Wash and Phone Lines: Use in Composition

An early outdoors shot shows wash hanging from a line. Later shots show power and telephone wires strung from poles. Both of these would become visual signatures of the director Ozu Yasujiro. One has no idea if Ozu were familiar with Tourneur's work, or whether this is just a coincidence. More importantly, there are many shots here which show the complex rectilinear grids that make up the "typical" Ozu composition.

Immediately following the release of the hero from prison, we see one of the films' most beautiful shots. It is masked by a circular frame. Tourneur loved such frames in his exteriors, not always circular. William K. Everson's book American Silent Film (1978) has some fascinating photographs on this subject, as well as some interesting coverage of Maurice Tourneur in general. This shot contains one of the few circles anywhere in the film: a wheel of a cannon on the outskirts of Sing Sing. However, the shot is dominated by the many power or telephone poles it contains. They are arranged into a haunting geometric pattern, one that conveys a sense of mystery and beauty. The shot is in two halves: the left is complex, containing a sloping diagonal, the canon, a filled in background, and towering over everything else, the tallest power pole. The right side of the shot is relatively empty. It contains a mysterious structure, also vertical, which could be an atypical power pole.

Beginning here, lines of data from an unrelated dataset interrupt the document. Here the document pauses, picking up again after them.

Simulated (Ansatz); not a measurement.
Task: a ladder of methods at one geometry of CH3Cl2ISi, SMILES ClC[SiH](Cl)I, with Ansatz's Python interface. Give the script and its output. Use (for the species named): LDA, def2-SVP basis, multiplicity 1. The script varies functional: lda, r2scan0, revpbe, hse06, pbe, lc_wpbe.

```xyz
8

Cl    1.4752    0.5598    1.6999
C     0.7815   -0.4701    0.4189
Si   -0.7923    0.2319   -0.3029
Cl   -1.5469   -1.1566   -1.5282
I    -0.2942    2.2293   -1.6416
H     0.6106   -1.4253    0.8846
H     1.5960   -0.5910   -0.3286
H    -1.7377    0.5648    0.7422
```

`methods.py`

Tourneur likes shots that show various regions and their interconnections. The film has shots through windows and doorways, showing one room emptying into another, or the outdoors and indoors being joined up. The prison scenes have shots through bars, as does a shot at the bank; both of these link up rooms. A railway scene includes a sequence shot from a moving observation car - very striking.

The overhead shot at the bank (the best in the film) shows us many different rooms all interconnected, like a maze. Later, near the start of A Girl's Folly there will be a similar shot, showing all the different sets on the movie stage.

An anti-Illusion style

Several of the shots show visual wit. Tourneur is clearly delighting in his own visual virtuosity. He is clearly hoping that his audience is liking these ingenious shots, too. The attitude seems to be: "we are trying to make this film as lively and as visually fresh as possible for you, dear viewers, so that you will have a good time". Tourneur clearly WANTS viewers to notice the shots in the picture. Such conspicuous devices as silhouette shots, unusual camera angles, picturesque views of real places such as Sing Sing, trick effects in the credits, iris frames, halo lighting of the edges of characters' heads, unusual title cards, clever pantomime conversations, deeply staged shots through windows and doorways abound. One would think that most cinema audiences would pick up on such shots, and notice their technique. This is not an "illusionistic" film, designed to convince viewers they are seeing raw reality all the time, and are "really there" while the action of the film is taking place. Instead, the viewer seems intended to notice that he or she is watching a movie. The viewer is presumed to be a visual sophisticate, who will be charmed by the skill Tourneur and company are displaying with the shots.


A Horror Film

Trilby (1915) is a horror movie, of sorts. I found the story disappointing, although the film has some good visual style. It is based on a hugely successful novel by George du Maurier (1894), about a sinister hypnotist named Svengali, whose hypnosis turns a naive young artist's model Trilby into a famed concert singer. Trilby can't sing well normally - but when hypnotized by Svengali, she is one of the world's greatest performers.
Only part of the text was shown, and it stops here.